VATICAN CITY (AP) Pope Francis says his upcoming trip to the Holy Land aims to boost relations with Orthodox Christians. But the three-day visit in May also underscores Francis' close ties to the Jewish community, his outreach to Muslims and the Vatican's longstanding call for peace between Israel and the Palestinians.
The announcement was made Sunday just as U.S. Secretary of State John Kerry wrapped up three days of talks with Israeli and Palestinian leaders in a new U.S. bid for peace.

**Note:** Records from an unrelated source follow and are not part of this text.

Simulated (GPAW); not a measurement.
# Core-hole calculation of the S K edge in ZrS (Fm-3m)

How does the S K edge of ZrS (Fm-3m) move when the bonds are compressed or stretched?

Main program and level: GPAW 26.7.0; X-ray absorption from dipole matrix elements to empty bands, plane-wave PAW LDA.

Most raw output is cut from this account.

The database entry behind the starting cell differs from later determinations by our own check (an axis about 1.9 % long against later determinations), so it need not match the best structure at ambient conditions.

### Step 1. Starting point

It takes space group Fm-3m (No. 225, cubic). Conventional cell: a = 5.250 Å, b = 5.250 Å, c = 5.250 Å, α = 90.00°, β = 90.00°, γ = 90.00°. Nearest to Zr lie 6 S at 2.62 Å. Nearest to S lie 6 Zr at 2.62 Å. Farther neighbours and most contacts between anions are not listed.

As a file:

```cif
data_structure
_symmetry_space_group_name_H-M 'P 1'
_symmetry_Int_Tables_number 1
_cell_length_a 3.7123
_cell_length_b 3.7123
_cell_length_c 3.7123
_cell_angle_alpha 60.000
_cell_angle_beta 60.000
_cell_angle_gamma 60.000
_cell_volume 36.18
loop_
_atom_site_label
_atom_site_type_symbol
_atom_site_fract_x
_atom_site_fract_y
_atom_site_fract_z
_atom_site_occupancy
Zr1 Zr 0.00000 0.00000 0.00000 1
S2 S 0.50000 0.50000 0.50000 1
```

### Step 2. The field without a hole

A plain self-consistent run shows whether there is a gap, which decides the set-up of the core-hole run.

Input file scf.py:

Francis told thousands gathered in the rain for his weekly Sunday blessing that he would visit Amman, Bethlehem and Jerusalem on May 24-26. It is the only papal trip confirmed so far for 2014 and the second foreign trip of Francis' pontificate, following his 2013 visit to Brazil for World Youth Day.
Francis, an Argentine Jesuit, will be the fourth pope to visit the Holy Land after Paul VI's landmark visit in 1964.
In his Christmas address, Francis singled out the Holy Land for prayers, saying "Bless the land where you chose to come into the world, and grant a favorable outcome to the peace talks between Israelis and Palestinians."
As archbishop of Buenos Aires, the former Cardinal Jorge Mario Bergoglio - now Pope Francis - made interreligious dialogue a top priority, hosting an annual interfaith ceremony in the Argentine capital's cathedral to promote religious harmony and writing a book on faith with his good friend, Rabbi Abraham Skorka.
"We are hoping for a new glimmer of light from this visit in relations with the Orthodox, with Muslims and Jews," Monsignor William Shomali, auxiliary bishop in Jerusalem, told Vatican Radio on Sunday.
All three governments welcomed the papal visit.